Skip to content

Conversation

@vlerkin
Copy link
Collaborator

@vlerkin vlerkin commented Apr 1, 2025

#45

This PR adds a new class that is responsible for compression of the log files. It reads a log file from disk in chunks and writes to a temporary compressed file on a disk (an alternative would be to use an in-memory buffer which is not suitable for large log files, so in sake of user experience it uses disk). Upload function then uses the compression method to upload a file to the remote storage. Depending on the preferred compression method, a log file gets an appropriate extension because of the mapping that is added as a class attribute to the LIbcloud class.

vlerkin added 2 commits April 1, 2025 13:57
… of bytes and compresses file to gzip beforehand using a temporary file in case it has to handle large files (not in-memory buffer)
…esses files to different formats; use the instance and a compress method inside the upload method
@vlerkin vlerkin linked an issue Apr 1, 2025 that may be closed by this pull request
@vlerkin vlerkin marked this pull request as ready for review April 2, 2025 07:37
@vlerkin vlerkin requested a review from wvengen April 2, 2025 07:38
Copy link
Member

@wvengen wvengen left a comment

Choose a reason for hiding this comment

The reason will be displayed to describe this comment to others. Learn more.

Wow, you made it with all the different compression methods, way to go 🚀 :)

One thing I am missing, is not to use compression (compression method none, which may be the default, for backward compatibility).

Do we need to update the dependencies for brotli (nice btw to make it optional)?

@wvengen
Copy link
Member

wvengen commented Apr 3, 2025

p.s. opened #53 as a follow-up issue.

@vlerkin
Copy link
Collaborator Author

vlerkin commented Apr 3, 2025

Just to be clear because in the ticket you wrote that gzip should be default.

One thing I am missing, is not to use compression (compression method none, which may be the default, for backward compatibility).

would you like me to make default as None? So no compression at all?

@wvengen
Copy link
Member

wvengen commented Apr 3, 2025

Just to be clear because in the ticket you wrote that gzip should be default.

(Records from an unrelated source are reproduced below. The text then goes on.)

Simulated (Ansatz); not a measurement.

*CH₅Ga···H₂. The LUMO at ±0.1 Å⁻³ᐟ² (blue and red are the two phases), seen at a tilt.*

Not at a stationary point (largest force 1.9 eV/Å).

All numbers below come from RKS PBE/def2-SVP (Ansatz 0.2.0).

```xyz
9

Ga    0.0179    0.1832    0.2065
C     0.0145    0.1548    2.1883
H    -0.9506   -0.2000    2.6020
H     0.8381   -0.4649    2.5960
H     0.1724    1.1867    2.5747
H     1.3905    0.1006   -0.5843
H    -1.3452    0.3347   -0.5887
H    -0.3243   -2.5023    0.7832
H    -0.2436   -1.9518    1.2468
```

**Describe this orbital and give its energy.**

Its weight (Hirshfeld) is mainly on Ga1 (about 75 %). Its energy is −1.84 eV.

Ah, yes, gzip as default compression method. But I think it would be helpful to keep compression off by default, then we can later transition to gzip if we want to. So yes please, default none.

@vlerkin
Copy link
Collaborator Author

vlerkin commented Apr 4, 2025

Sorry, one more question to clarify, when you say

gzip as default compression method

Do you mean that if the provided by user compression method is not listed as implemented, then instead of raising an exception we would proceed with gzip and write a log that explains why we defaulted to gzip? Is this the behavior you have in mind?

@wvengen
Copy link
Member

wvengen commented Apr 4, 2025

Thanks for asking. I think it makes sense to have default compression method none - and with multiple compression methods, I don't think there is another default, so you can ignore that sentence now :) (when choosing a compression method without allowing a user to choose, then we'd best have gzip, but that's not the case here - well done).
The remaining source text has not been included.